Deploying Airflow allowed us to efficiently manage workloads with multiple DAGs, from generating reports and system analyses to training machine learning models and preparing datasets.
What was the problem?
Before adopting Airflow at adjoe, we handled job scheduling in two main ways: by setting up Kubernetes cronjobs or building AWS Lambda functions. While both approaches had their benefits, they also came with limitations, especially when it came to managing more complex workloads. As our data science teams needs evolved, it became clear that we needed a more robust and flexible orchestration tool.
How did Apache Airflow help to solve this problem?
With the creation of a new AWS environment for the data science teams, we introduced Airflow on Kubernetes as our primary orchestration solution, addressing both stability and scalability requirements.

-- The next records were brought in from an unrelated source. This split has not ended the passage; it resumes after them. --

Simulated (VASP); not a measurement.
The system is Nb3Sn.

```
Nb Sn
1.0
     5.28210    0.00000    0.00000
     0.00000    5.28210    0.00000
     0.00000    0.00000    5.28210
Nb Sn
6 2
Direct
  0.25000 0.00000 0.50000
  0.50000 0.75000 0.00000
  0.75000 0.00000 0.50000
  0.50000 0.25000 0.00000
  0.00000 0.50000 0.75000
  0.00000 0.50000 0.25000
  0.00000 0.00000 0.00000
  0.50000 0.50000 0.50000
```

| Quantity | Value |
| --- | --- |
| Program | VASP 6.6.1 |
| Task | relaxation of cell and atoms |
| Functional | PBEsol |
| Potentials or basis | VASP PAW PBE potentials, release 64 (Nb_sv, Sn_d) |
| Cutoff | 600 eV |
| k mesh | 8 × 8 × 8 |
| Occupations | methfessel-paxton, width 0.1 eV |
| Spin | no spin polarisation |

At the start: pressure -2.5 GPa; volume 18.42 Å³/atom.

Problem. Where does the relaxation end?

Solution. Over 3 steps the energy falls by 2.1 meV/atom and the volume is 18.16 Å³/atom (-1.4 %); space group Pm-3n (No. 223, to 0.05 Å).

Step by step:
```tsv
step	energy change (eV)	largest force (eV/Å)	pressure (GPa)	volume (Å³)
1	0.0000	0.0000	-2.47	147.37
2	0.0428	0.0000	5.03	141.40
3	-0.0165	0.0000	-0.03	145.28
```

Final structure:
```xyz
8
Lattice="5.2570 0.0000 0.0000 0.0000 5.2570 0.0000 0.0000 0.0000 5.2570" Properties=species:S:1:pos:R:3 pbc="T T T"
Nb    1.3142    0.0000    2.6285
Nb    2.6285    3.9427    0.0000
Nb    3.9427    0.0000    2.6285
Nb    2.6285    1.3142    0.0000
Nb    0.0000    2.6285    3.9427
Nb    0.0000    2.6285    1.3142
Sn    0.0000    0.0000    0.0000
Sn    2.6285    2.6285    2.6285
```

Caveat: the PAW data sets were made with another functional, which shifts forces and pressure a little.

After deploying Airflow in our staging and production environments, we were able to create multiple DAGs to manage and schedule a variety of workloads efficiently. These range from generating and emailing daily reports to performing system analyses, training complex machine learning models using the Spark Operator or Kubeflow’s Training Operator for GPU models, and preparing datasets using Airflow’s ETL capabilities.
What are the results?
By implementing Airflow, our data scientists can now manage and schedule their jobs more efficiently. Monitoring job statuses has become simpler, thanks to an intuitive interface that also provides easy access to logs. The need for infrastructure management has significantly reduced, allowing data scientists to test and deploy their DAGs independently, which in turn has accelerated development for both teams. Currently, our Data Science teams manages over 20 DAGs and more than 50 tasks, with plans to double the number of DAGs by the end of the next quarter.